Thank you for your letter. You are having a difficult time. Firstly, I am very sorry that you were bullied when you were growing up. Being bullied can stay with you for a lifetime. But it can also make you strong.
You survived it. So, you are resilient and you are strong. A lot stronger than you give yourself credit for.
When we become targeted by a bully, we so often blame ourselves. We internalise it and say something like, ‘they must have spotted that I was weak’ or ‘it’s my fault: I stood out’. This gives the bully far more power than they ever had.
Being bullied doesn’t mean there is something wrong with you; it means there is something wrong with the bully.

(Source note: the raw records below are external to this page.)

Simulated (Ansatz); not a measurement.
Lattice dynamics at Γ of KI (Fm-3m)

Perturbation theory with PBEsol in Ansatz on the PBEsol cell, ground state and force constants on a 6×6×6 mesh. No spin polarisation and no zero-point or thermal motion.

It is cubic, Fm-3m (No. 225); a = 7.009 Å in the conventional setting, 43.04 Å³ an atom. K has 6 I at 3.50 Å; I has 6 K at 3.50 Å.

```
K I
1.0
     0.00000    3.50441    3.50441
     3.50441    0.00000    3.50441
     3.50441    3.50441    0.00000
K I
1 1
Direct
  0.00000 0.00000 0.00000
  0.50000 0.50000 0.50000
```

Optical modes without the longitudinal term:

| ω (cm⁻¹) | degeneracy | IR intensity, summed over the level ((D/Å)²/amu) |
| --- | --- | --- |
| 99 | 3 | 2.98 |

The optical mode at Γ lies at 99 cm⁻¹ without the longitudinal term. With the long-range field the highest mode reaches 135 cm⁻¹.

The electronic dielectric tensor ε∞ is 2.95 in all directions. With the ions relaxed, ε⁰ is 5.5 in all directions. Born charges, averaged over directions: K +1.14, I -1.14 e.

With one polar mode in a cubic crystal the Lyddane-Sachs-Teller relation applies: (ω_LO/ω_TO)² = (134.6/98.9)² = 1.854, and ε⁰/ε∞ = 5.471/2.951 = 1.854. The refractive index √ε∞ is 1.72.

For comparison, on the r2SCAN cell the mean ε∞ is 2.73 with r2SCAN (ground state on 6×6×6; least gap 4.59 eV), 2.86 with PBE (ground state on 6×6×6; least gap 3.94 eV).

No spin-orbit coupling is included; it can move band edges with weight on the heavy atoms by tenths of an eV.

They might have seen something in you that they wished they had and that is why they targeted you. I was talking with a client recently, who bullied his classmates because he wanted them to feel how his dad made him feel.
There was such terrible shame and sadness in the room, as he delineated all the pain he had brought into his classmates’ lives.
How important it would be for those children who were bullied to hear this, because they are probably blaming themselves. And, of course, it is not about them. It is never really about the person being targeted.
You were bullied as a child and now you find yourself in the presence of another bully. You are not that child anymore. It’s about time you realised that. It’s about time you valued yourself, and, yes, you can stand up to your boss. Just because he is your boss does not give him the right to treat you this way.
You are only a victim as long as you view yourself as a victim. What advice would you give to your younger self, if he were sitting in front of you? More than likely, you would tell that child to stand up for himself, not to allow anyone diminish him, and to hang in there, because it will all work out.
People treat us how we allow them to treat us. That’s not about blame, but about understanding that when we value ourselves, people see that and interact with us accordingly.
When a bully sees that someone has a poor sense of self, they target them, because they reflect something back about themselves that they don’t like.
Anyone who has a positive sense of self does not engage in bullying behaviour. Therefore, bullies are weak.
Knowing that should shift how you see your boss. He is weak and obviously should not be in a position of power.
That said: what are you going to do about it? Are you going to avoid work and let him position you like that? You are a father now. What will you tell your children about handling bullies. We all meet them: so what will you say? Run away from them?
It is about time you shook off your childhood experiences: you are not a child anymore.
- This just might be the time you found the strength you have to deal with this situation:
- 1. Build your case. Record every incident that occurs
- 2. When he calls you the name that is designed to diminish you, tell him, in front of your colleagues, ‘please stop calling me that, it’s childish and inappropriate’. By staying silent, you are complicit. Never give a bully that power. When you call a bully out on their behaviour, they generally never do it again. Because they know they cannot get away with it.
- 3. If his behaviour continues, talk to HR, and explain what is happening to you
- 4. I would speak with your boss and calmly explain how you have experienced him in work. Make a record of the conversation. He is not untouchable. I’d imagine you are not the first person who has experienced him in this way. You might be the last, if he knows he cannot get away with it
Remember, it is the bully that has a problem, not the person they target. The more you suffer in silence, the more power you are giving him.
A bully exists in those silent spaces. Take that from him, show your colleagues you are no longer going to accept his behaviour, and show that child in you that you are someone to be valued and respected.